Latest update January 1st, 2025 1:00 AM
Mar 02, 2012 Features / Columnists, Peeping Tom
A Memorandum of Understanding (MOU) is an agreement. And an agreement is a deal, so a MOU is a deal.
The government and the investor behind an MOU signed last September have tried to downplay the charge that there was a secret deal. But they are not reading from the same script.
While the investor is saying there is no deal, the government is making out that there is no secrecy in the arrangement. The investors say that there is no deal that what has been signed is a MOU and that any investment will be dependent on the outcome of a feasibility study.
This is no news. No one expects that any company would invest millions of US dollars without first determining the viability of the project in which they are getting involved. However, the fact that the company has moved towards having such a study undertaken, a study that will cost hundreds of millions of Guyana dollars, means that they hold out strong prospects for the viability of the project.
The MOU allows for them to undertake this study and if a decision is made then to negotiate the investment. The investor is not going to want to undertake the study only to find that the government backs out of any future engagement. As such the MOU offers to the investor some comfort that the feasibility study would not have been done in vain.

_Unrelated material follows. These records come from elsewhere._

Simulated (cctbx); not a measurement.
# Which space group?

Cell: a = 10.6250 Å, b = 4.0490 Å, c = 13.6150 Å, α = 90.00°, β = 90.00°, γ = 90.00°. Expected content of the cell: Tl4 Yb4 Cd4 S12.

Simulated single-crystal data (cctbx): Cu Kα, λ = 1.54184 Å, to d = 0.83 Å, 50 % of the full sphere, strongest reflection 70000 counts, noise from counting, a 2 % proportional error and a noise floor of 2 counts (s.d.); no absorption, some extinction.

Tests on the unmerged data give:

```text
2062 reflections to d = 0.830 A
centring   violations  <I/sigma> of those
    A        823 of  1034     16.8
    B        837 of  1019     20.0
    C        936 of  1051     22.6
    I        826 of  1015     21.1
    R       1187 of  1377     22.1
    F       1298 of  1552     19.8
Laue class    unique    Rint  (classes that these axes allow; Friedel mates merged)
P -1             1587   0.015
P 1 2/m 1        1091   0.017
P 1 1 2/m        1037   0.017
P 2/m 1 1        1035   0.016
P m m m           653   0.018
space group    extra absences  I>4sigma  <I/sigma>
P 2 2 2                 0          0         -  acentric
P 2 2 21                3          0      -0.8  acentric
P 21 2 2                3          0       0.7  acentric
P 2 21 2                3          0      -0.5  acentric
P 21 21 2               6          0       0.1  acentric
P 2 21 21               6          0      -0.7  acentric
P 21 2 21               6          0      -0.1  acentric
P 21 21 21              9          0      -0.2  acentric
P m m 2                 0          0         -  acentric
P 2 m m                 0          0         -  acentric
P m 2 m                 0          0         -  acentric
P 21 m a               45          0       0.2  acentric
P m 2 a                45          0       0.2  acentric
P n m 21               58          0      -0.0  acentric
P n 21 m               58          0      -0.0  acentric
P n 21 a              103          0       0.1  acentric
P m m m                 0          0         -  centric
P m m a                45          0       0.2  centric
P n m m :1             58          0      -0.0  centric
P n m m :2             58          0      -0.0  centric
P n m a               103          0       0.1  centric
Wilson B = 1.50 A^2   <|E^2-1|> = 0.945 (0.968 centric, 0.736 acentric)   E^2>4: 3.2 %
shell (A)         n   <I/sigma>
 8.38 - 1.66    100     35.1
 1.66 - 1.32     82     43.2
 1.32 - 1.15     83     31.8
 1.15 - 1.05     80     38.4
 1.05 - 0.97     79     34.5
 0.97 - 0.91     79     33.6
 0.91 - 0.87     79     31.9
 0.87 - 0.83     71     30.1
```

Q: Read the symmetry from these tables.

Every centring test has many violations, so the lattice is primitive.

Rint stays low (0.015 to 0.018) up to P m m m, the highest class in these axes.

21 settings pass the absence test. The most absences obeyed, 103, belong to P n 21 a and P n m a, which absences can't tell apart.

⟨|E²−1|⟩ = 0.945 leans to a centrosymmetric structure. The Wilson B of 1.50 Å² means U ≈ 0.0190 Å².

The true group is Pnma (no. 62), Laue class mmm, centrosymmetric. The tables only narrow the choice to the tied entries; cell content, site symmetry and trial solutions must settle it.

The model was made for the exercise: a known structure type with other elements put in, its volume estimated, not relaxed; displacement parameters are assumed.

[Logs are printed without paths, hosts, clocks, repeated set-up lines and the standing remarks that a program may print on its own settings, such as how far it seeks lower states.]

As in any understanding, there are expressed and implicit commitments. Since the investor is saying that there is no deal, then the MOU has to be innocuous. This one may well be so but Guyanese will recall that the Amalia Falls Hydroelectric Project started with a Memorandum of Understanding and that MOU supposedly secured rights for the future development of the project to its creator who then made a lot of money by selling those rights to the company that is now putting together the project to build the hydroelectric plant.
This is why even though the Trinidadian company, which is at the center of the MOU signed two months before last year’s elections, is not describing it as a deal, there are concerns within the public domain that commitments may have been made by the government that may turn out to be controversial.
These anxieties stem from a number of factors beginning with the timing of the agreement. It seems extremely worrying that the government would sign a major MOU two months before an election. MOUs do not normally commit the outgoing government; they commit the State of Guyana regardless of which government is in place and therefore any new government is likely to be hogtied to that agreement.
This is one of the reasons why there is an unwritten understanding, a convention so to speak, that in the run-up to elections, the incumbent government does not enter into any major contract.
I am sure that when that Trinidadian company signed that MOU they must have been aware of this fact. So why would they have gone ahead. Were they not worried that the MOU could have been disowned and therefore render a nullity the need for any feasibility study.
It seems bizarre that the company would sign an MOU so close to an election and especially knowing that whichever way the election went, a new president would take over.
Unfortunately, the opposition cannot jettison this agreement because the government does not need a parliamentary majority to go ahead. Once there is no cost to the treasury, then no need for parliamentary approval. But the opposition has to be concerned as to why a deal could be signed two months before a General Election and why no announcement was made earlier.
Companies are usually very excited to advise both their shareholders and the public about new investors. Such announcements can cause their share value to rise. Governments too, especially one in election mode, are often very keen to advise the country that a major investment is being lined up. This is a vote-getter and one has to ask why it was not revealed.
It is the lack of knowledge by the Guyanese people of the MOU that led it to be described as secret, moreso, since the government has made public other MOUs that it signed. Many years ago, there was an MOU signed with a company to build a refinery on Crab Island but nothing has been heard of this since.
The other major concern at this stage is the effect of this announcement on investment in the ethanol sector. If the government was considering a number of firms, if it went to the trouble of seeking a consultancy to compile a list of companies with the potential for bio-energy development, what is the effect of this announcement on the many companies which may have been interested in investing in bio-fuels in Guyana?
Were these companies asked to submit proposals? If so how many did? Was the Trinidadian company part of the group that submitted proposals, and if so, does it mean that because the government has signed an MOU with that firm that the other companies are no longer under consideration?
These are the questions to which answers are needed.